BEIJING, Sept. 5 (Xinhua) -- China's stocks extended losses and tumbled on Monday tracking last Friday's losses on Wall Street amid weaker-than-expected U.S. employment data.
The benchmark Shanghai Composite Index fell 1.96 percent, or 49.54 points, to end at 2,478.74.
The Shenzhen Component Index dipped 2.43 percent, or 273.39 points, to finish at 10,954.9.
Combined turnover rose slightly to 105.87 billion yuan (16.54 billion U.S. dollars) from 105.15 billion yuan the previous trading day.
Analysts say China's central bank's new regulation to include banks' security deposits in banks' reserves weighed negatively on the market as the new policy is estimated to lock up 900 billion yuan of liquidity.
Meanwhile, a gloomy job market in the United States has added to worries about global economic growth. Friday's figures from the U.S. Department of Labor showed that the U.S. unemployment rate remained at 9.1 percent in August.
Cement shares led declines after high-level trading in recent weeks. Huaxin Cement and Anhui Conch Cement both fell by the daily limit of 10 percent.

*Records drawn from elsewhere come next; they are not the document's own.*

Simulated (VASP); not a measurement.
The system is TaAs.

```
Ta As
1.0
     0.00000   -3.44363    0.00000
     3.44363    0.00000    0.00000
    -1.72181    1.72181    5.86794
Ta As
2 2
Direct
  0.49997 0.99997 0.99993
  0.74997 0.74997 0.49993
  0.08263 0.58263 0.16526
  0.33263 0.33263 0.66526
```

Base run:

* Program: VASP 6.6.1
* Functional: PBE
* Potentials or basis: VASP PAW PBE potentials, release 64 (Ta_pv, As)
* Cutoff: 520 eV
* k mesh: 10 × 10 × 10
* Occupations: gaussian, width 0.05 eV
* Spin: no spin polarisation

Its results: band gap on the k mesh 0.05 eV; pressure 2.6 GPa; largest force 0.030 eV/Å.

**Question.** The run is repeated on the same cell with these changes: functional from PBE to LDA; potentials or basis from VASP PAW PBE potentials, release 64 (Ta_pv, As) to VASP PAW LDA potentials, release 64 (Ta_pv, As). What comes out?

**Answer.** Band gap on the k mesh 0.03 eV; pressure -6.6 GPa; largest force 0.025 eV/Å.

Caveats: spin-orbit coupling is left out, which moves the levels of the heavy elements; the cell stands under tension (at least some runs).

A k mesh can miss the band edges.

Coal shares also retreated. Taiyuan Coal Gasification Co., Ltd. dropped 5.66 percent to 20.99 yuan per share. Kailuan Energy Chemical Co., Ltd. plunged 5.43 percent to 16.36 yuan.
On Monday, losers sharply outnumbered gainers 830 to 82 in Shanghai and 1,202 to 111 in Shenzhen.
Bucking the trend, gold-related shares rose on rising gold prices. Shandong Gold Mining rose 0.87 percent to 47.42 yuan. Zhongjin Gold Corp., Ltd. rose 0.66 percent to 27.28 yuan.